Her relationship with the deceased was always good but for most of her life since she left home she has lived in Sydney. She travelled to Wollongong to see her mother on a fortnightly basis.
The reason for her receiving only $10,000 seems to have been because her mother thought that the properties should stay with the male line. The deceased must have known of Judith's poor situation because when Alan died she gave Judith $1,000 to assist her poor situation. In April 2002 she gave Judith $350 to fix a broken tooth. The only reason why Judith only got $10,000 was this mistaken belief of the deceased.

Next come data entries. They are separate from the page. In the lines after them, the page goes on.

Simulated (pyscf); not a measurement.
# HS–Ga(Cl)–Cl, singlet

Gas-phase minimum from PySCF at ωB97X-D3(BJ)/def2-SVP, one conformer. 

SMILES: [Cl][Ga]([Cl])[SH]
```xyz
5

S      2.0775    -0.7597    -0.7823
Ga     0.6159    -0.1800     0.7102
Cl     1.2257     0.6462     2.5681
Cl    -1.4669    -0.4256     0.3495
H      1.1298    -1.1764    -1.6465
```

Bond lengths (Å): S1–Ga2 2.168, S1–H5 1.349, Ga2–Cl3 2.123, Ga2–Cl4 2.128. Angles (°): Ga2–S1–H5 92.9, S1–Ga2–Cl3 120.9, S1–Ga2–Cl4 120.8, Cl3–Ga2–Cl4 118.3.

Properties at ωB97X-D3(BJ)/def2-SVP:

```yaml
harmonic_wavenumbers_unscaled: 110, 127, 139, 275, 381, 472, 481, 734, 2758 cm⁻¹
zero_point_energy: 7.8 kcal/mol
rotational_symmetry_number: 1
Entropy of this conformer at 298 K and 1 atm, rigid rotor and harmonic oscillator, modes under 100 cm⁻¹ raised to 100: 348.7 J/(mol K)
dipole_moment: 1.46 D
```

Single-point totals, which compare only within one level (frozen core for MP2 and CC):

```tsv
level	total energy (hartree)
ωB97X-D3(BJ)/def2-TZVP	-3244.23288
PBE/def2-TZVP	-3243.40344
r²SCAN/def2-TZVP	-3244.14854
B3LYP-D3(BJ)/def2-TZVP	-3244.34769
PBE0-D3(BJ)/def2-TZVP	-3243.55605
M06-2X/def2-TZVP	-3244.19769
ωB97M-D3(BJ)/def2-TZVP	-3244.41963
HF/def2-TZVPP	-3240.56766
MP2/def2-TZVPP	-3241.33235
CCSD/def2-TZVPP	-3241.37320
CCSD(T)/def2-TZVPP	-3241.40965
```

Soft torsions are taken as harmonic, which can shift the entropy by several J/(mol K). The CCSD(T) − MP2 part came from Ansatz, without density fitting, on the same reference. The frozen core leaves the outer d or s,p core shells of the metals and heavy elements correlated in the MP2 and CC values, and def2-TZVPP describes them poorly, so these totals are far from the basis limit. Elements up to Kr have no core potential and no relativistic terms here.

Warren's situation in life
Warren is 46 years of age, single, with no dependants.
He still lives in the family home which he has been in since it was purchased in 1970. Alan owns a block of three units at Propane Street, Albion Park. The deceased and her husband provided most of the funds for this property. It is owned outright. There are two estimates of value, one by an agent looking at the outside, from $450,000 to $470,000; and one by the agent Raine & Horne, which actually manages the property. They valued it at $320,000. Given their closer familiarity with the property, I will adopt that value.
He has a Toyota Hilux and his family's old car.
He has a share portfolio, most of which has been lost in the global financial crisis. Its present net value is $36,772.39.
His bank accounts total $2,195, although there is some doubt as to whether there might be other bank accounts.
His claims in respect of other properties have been dismissed and he has no other assets.
He does not qualify for a pension and his present income appears to be the following:
Rent from Albion Park 3 × $190 = $570 per week
Rent from Burgess Avenue 2 × $170 = $340 per week
Tenant in the home flat $100 per weekThere is also another flat at the home which is not presently let.
He earns little from what work he does, occasionally transporting stock in his Hilux. At most he would earn some $60 a week.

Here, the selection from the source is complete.